Mei Zhi Tie --
Sister arrived ...
[Wang Xizhi] [Wang Hsi-chih]
摹本 纵25.3厘米 横5.3厘米
A Tang Dynasty (618-907 AD) copy of a scroll featuring 17 characters drawn by China's "Sage of Calligraphy" will have a reserve price of HK$24 million ($3.1 million) when it goes under the hammer in Hong Kong on November 26, a spokesperson for Christie's in Beijing said on Wednesday.
Owned by a Japanese collector, the 25.3-cm-long by 5.3-cm-wide hanging scroll, known as Mei Zhi Tie, is the only piece by Wang Xizhi (321-379 AD) to ever appear on the open market, Ma Chengming, from the London-based auction house, said.

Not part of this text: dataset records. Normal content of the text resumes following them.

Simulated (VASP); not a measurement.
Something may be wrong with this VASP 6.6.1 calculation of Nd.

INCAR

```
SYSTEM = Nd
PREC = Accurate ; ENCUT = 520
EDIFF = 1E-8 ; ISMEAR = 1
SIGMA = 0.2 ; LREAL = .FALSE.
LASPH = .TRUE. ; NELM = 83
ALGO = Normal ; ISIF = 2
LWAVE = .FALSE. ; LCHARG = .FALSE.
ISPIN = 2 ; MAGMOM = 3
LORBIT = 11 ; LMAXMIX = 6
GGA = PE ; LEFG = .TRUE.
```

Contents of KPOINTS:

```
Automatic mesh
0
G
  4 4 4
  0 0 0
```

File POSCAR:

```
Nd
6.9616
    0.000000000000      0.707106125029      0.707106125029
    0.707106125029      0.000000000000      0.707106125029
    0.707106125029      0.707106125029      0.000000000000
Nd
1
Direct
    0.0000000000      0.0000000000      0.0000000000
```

The 21 existing pieces by arguably the greatest calligrapher in Chinese history are all copies made during the Tang Dynasty. Not a single original piece has survived the test of time.
The copies were created during the reign of Emperor Taizong (reigned 627-650 AD), who sought Wang's calligraphy across the nation and asked master calligraphers in his court to make duplicates.
Of the 21 known pieces still in existence, seven are in the collection of the Taipei Palace Museum, seven are in museum collections on the mainland, five are in Japanese collections including that of the royal family, one is at Princeton University in the United States, and one has disappeared, Ma said.
Tomita Jun, curator of Chinese calligraphy at the Tokyo National Museum, said much of Wang's work was in Japan because "the country sent more than 10 missions to Tang China, and in turn brought back to Japan many cultural artifacts, including several copies of Wang Xizhi's works".
The Chinese monk Jianzhen (688-733 AD) also sailed to Japan with copies of Wang's calligraphy, he said.
The Mei Zhi Tie was acquired by its current owner's family in the early part of last century in Japan.
However, it was not shown to the public until 1973, at an exhibition in the Gotoh Museum in Japan, the curator said.